Morning Hubski! Welcome to a Thursday edition.
We're still trying to get the configuration settings for our new "sync" (think SQL replication without all the benefits of having it done for you) functionality pinned down tight. Which essentially means that you have have to go each table, column by column and determine how a 'key' can be derived from the data inside (its really tricky! Sometimes you can forget exactly what users can change and your left with a bunch of 'dupes' once your keys go bad). Luckily, I've been doing this kind of thing in the database now for over eight months; I've becoming pretty good at being able to eye what a good key will be. Duplicates are a man made construct anyway.
Bugs have been steadily rolling in. We went live with around 20 rigs in the past four months. After doing my little part for the overall sync configuration, I've been tracking this one bug that is spewing orphaned records into a couple of tables at a pretty high rate. As of right now I suspect 1/3rd (530,000 some odd rows) of the table is actually garbage. I plan to exterminate the bad data, and correct the module(s) that are causing it. I think its just a stored procedure with a couple of joins that are not explicit enough.
On the side, I'm working on a database driven web scraper that I'm hoping will be able to be pretty dynamic and configurable. The overall idea being that you'd be able to configure the scraper to go to websites,and it will go and try to scrape out whatever you've defined as the domain model for it. If the website changes, no big deal, just go back and re-evaluate your xpaths and redefine the node commands for it and viola, its back up and running. I'm hoping that I can spring up dynamic restful services to serve as an ad hoc API for websites that don't have one. It has a long way to go.

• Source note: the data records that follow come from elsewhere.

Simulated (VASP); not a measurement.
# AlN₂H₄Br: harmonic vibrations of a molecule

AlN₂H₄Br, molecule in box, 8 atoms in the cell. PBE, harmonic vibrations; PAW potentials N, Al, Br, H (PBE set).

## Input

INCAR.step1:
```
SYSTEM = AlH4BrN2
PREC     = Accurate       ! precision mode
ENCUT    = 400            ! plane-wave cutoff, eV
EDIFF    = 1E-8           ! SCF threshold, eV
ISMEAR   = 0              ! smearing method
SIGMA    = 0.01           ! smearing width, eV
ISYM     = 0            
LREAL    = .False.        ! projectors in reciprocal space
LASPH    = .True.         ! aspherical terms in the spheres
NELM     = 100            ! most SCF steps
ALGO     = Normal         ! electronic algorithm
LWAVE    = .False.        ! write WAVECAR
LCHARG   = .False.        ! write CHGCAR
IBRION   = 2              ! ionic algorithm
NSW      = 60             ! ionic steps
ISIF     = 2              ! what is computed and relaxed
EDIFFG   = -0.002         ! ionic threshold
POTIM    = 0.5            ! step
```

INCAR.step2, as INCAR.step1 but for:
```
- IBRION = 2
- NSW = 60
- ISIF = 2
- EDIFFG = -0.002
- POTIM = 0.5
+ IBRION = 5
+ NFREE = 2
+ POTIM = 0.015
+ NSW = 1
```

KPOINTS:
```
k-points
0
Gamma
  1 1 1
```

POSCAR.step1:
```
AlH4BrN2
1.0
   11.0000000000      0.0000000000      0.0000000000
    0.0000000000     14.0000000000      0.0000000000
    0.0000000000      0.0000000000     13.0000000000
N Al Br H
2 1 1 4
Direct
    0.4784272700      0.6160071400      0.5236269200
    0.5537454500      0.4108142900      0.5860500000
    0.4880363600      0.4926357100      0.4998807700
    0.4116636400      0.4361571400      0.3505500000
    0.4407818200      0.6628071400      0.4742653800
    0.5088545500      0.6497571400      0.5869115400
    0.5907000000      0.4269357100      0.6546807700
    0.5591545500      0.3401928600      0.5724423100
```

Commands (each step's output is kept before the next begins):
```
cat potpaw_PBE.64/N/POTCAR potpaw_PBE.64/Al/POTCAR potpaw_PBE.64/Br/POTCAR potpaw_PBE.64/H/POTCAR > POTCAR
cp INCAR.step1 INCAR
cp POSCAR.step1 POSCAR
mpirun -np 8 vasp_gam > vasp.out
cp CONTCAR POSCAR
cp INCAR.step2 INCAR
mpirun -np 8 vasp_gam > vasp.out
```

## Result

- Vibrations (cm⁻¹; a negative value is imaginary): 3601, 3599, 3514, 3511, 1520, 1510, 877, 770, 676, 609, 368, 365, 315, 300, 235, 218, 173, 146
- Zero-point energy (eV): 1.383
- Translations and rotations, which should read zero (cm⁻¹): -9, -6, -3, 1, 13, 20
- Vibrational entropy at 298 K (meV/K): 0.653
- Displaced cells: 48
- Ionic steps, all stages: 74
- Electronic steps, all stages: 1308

What are you working on today?
Rather to my surprise, I wrote a hundred lines of code between getting up and going to work this morning. I'm building an environment to help teach my students programming, which consists of panels where you can define functions on the left, and a repl-like thingy on the right where you can call functions, see their results, click on the results to expand a trace of computations, zoom in and out of the trace. Eventually I hope to be able to make an edit to a function and automatically rerun all the commands in the 'session', flagging any changes or errors. Automatic unit tests for a fraction of the effort.
As of this morning, the left side is done. Screenshot:
I'm going to start wiring up the right side next. (The repl and trace browser are already done as standalone commands.)